Every once in a while, I come across a case in which the facts are just so perfect, I can’t not write about them.  Take, for example, the recent Sixth Circuit decision in Stafford v. Jewelers Mutual. A 5.56 carat pink diamond.  A deal by a diamond merchant to buy the jewel (for cash, at the ridiculously low price of $8000) from a shady German “businessman” at a Las Vegas hotel. After the sale, the “businessman” disappears without a trace.  Then the diamond disappears from a sealed box. If you’re of a certain age, this should remind you of a series of Peter Sellers films.  (The Court, in fact, described the fact pattern as “scripted for a movie.”)

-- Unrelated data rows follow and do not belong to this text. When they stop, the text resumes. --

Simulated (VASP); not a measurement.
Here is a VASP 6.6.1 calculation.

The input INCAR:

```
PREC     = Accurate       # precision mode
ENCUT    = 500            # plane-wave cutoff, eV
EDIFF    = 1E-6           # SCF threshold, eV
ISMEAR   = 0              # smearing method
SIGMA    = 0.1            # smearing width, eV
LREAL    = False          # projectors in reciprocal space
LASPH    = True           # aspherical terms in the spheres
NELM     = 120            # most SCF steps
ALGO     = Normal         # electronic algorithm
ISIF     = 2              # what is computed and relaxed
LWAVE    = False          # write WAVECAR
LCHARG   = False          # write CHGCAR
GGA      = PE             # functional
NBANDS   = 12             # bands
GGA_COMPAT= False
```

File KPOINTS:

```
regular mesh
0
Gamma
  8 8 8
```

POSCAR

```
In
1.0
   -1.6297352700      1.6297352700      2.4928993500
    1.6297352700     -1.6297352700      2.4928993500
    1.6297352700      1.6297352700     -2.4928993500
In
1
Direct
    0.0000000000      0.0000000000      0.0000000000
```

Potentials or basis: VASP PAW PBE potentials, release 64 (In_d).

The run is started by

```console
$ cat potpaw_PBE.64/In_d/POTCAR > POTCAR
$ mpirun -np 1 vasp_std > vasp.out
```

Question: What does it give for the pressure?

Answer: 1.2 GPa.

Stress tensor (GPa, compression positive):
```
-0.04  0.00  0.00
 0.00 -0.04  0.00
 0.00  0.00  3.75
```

The Stafford case involved “personal injury” coverage, which, along with “advertising injury” coverage,  constitutes “Coverage B” in standard commercial general liability policies.  This is an oft-misunderstood and vexing area.  Basically, persons and organizations have certain legally protected rights that, if violated, may result in damage to them. These include a right to privacy, and a right not to be disparaged. Under certain circumstances, Coverage B provides protection against claims that such rights have been harmed.

In the Stafford case,  Stafford, the company that bought the “Pink Panther” from the shady businessman, shipped it to Julius Klein Diamonds (“JKD”), via Brinks truck, in a sealed box.  JKD and Stafford had an ongoing business relationship, and JKD planned either to buy the diamond, or to certify it for Stafford’s jewelers and return it. JKD received the package the same day Stafford shipped it, but claimed that the diamond was missing from the box.

Stafford then sued JKD, as well as Stafford’s carrier, Jewelers Mutual Insurance Company, for damages relating to the loss of the diamond.  (Jewelers Mutual had sold Stafford a “Businessowners Special Policy,” which apparently contained both property and liability coverage.) JKD counterclaimed, arguing that Stafford had made false representations concerning the shipment (specifically, by falsely representing to JKD that the pink diamond had been placed inside the shipping box). The case went to trial, and a jury found in Stafford’s favor, awarding over $1.7 million in damages against JKD. Stafford, however, was not entirely happy with the outcome, because the costs of successfully defending against JKD’s counterclaim amounted to more than $1 million. Stafford wanted Jewelers Mutual to pay the defense costs under the liability portion of the policy, which Stafford argued included personal injury coverage for offenses such as disparagement.  Stafford maintained that JKD’s counterclaim was based on “disparagement,” since Stafford had essentially accused JKD of theft, which JKD (unsuccessfully) contended was a meritless claim.

Jewelers Mutual disagreed with Stafford’s position, and so did the Court.

Apparently, throughout the lawsuit against JKD, Stafford had characterized the JKD counterclaim as one for “fraud.” The Sixth Circuit grabbed onto that fact like a terrier latching onto an ankle, writing: “Because Stafford took the position that JKD’s counterclaim involved nothing but fraud throughout the [underlying] case, and because Stafford then prevailed on that claim when it was presented to a jury, it cannot now assert the counterclaim instead alleged disparagement, defamation, or negligent misrepresentation.”   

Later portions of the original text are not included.